From the Newsroom: Understanding the Students Publishing Company board

Maddie Burakoff and Alex Schwartz

In this series, Daily staff members hope to provide more transparency about how we operate. If you would like to submit a question to be answered here, please send an email to [email protected].

Columnists featured on this page often receive angry responses from alumni threatening to withhold their donations to the University because of their pieces. Some would say they had communicated their dissatisfaction to University administrators, confident that action would be taken against both The Daily and the writer in question. What these eager readers fail to take into account is that Northwestern doesn’t have the ability to engage in such censorship. That’s largely due to the existence of the Students Publishing Co. board.

The Daily’s editorial body is fully student-run and independent from the University. There are gray areas — future iterations in this series will explain those — but we enjoy an incredibly privileged position by not having to answer to NU in any of our editorial decisions.

The SPC board is not under control of the University, and its purpose is to support The Daily’s editorial content and the students who produce it. The publication’s bylaws indicate that 11 members — faculty, staff and students — should make up the board.
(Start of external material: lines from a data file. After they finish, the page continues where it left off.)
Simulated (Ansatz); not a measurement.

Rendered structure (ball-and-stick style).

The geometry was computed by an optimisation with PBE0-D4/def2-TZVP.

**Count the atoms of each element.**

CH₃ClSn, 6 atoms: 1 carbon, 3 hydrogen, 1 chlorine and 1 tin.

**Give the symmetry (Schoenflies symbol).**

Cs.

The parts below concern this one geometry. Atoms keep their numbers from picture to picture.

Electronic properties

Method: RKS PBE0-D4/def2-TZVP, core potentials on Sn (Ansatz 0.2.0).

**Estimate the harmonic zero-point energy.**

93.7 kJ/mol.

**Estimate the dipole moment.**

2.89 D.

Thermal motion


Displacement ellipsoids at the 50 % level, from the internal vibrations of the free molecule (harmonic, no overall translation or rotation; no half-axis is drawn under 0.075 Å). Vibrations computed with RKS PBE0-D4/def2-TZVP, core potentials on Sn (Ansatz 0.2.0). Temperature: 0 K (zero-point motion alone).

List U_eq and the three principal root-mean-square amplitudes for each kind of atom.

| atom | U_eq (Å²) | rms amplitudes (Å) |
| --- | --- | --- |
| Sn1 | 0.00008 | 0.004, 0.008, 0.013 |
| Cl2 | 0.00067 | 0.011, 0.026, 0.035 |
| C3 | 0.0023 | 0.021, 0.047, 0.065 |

Charles Yarnoff, the current chairman of the SPC board, said there is a “firm understanding and commitment” among board members that they serve The Daily in an advisory role and are not involved with editorial decisions.

John Byrne, an SPC board member and a former Daily editor in chief, said he couldn’t remember a time when the SPC board had interfered with newsroom decisions, including during his term in the late 1980s.

The board’s main functions are managing donations from alumni, purchasing necessary items for the newsroom and providing advice on legal and ethical issues should students seek it, Byrne said. He added that the nature these functions have remained largely constant over time, usually fluctuating according to student need or a changing media landscape, if at all.

Byrne said the intent of SPC is to provide institutional support that says, “We’re still here, and we’re not going anywhere, and we’re here to help and support you and keep you on your feet.”